Deportation charter flights from the UK to the Kurdish controlled area of northern Iraq have been regular occurrences, now, other European countries are carrying out forced returns.
On 14 June, the Swedish newspaper Dagens Nyheter reported that a total of 111 failed Iraqi asylum seekers have now been deported to Iraq from Sweden. The summary below of Sweden’s forced returns policy is based on the Dagens Nyheter report as well as a news item broadcast on the Konflikt programme on Sveriges Radio on 15 May 2009. Journalists, Julia Lundberg and Randi Mossige Norheim, managed to make contact with some of the deportees after they were removed.
The Minister of Migration has designated 2009 the ‘Year of Return’ and Sweden has now reached an agreement with the Iraqi government to take back failed asylum seekers. This means that the government in the Kurdish region, which previously refused to take back deportees from Sweden, will now be forced to abide by the new Swedish-Iraqi agreement.
On 23 February, forty-five Iraqis were deported from Sweden to Baghdad on a specially chartered plane in what police codenamed operation ‘G Baghdad 2’. In order to fill the chartered flight, the police carried out searches for Iraqis and then took those arrested to different deportation centres throughout Sweden. Once on board the flight, the forty-five asylum seekers (men, women and children) were accompanied by 107 Swedish officials, eighty-eight from the Prison Board (which has main responsibility for deportations) and sixteen from the police. There was also one doctor, one nurse and an interpreter on board. The cost of the charter flight was estimated at 1,728,662 Kronor (around £135,500).
At least nine of the Iraqis, whom the radio journalists managed to talk to afterwards, said they were handcuffed throughout the whole process, from the time that they were arrested in the morning, during the journey, and until they landed in Baghdad (a total of at least nine and a half hours). Six of those interviewed said that they were physically restrained throughout the journey by being ‘locked’ onto their aeroplane seats through the use of a special belt. The police’s internal report claims that all handcuffs were removed once the Iraqis were placed on the chartered flight. One of the men the authorities sought to deport was partially paralysed and in a wheelchair. In order to remove him, the police had entered his apartment by using the keys of his care workers, who had just visited him. The disabled man was so desperate to prevent his removal, that he started to break off pieces from his wheelchair, to throw the parts at the police.
Six out of the thirty-four Iraqi deportees, whom the reporters managed to interview, said that they experienced feelings of drowsiness and sickness after taking food or drink during their time in the custody of the Swedish authorities. They believe the kind of sensations they experienced were due to some sort of sedative. Although the administration of sedatives during deportation is illegal, the suspicion is that drugs were secretly placed into the food. The authorities, however, report the atmosphere on board the flight was calm and people who were aggressive before getting on the plane had come to terms with their removal. In the official report, produced by the authorities, all names of officials have been blanked out.
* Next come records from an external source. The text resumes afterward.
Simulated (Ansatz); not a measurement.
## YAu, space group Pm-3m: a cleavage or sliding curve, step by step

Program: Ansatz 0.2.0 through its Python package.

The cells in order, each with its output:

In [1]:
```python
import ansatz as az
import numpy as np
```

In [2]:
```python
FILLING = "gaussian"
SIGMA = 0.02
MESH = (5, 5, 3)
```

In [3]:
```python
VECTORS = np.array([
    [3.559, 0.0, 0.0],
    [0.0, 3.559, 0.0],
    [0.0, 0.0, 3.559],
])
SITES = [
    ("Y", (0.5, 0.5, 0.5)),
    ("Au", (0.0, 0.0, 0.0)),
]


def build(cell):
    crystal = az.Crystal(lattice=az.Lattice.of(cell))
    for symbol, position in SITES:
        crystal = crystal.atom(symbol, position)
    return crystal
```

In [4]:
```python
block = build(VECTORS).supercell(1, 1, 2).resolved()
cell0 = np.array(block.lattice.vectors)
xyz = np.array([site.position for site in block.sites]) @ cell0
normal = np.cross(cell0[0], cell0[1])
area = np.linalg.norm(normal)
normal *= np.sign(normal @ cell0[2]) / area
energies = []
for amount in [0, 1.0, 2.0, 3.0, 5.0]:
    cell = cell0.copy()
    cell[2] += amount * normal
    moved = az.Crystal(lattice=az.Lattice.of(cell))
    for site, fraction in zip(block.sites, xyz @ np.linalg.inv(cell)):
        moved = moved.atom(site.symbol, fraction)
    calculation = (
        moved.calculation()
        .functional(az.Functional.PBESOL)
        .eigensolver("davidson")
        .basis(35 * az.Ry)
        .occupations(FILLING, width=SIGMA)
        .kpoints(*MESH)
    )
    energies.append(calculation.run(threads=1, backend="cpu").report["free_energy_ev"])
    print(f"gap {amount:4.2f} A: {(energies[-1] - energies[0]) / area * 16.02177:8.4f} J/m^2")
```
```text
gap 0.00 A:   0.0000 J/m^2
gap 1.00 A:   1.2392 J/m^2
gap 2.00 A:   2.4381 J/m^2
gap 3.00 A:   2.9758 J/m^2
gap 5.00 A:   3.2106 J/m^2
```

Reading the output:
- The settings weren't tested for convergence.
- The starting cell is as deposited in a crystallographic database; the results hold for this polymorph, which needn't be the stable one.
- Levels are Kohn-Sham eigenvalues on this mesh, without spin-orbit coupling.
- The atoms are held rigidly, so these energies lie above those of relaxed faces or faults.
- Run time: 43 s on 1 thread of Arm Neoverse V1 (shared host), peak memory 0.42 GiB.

One man interviewed by the journalists was an elderly Iraqi who has permanent residence status in Sweden. He spoke of his despair, because his 32-year-old son, who has such severe learning difficulties that he has the mental age of a young child, was one of the deportees. In one case, involving the deportation of a family, the children had to be put into the care of social services the day before the deportation flight, after the mother suffered a nervous breakdown. The family were only reunited on the deportation flight.
The Swedish government dispute the facts as reported on the programme.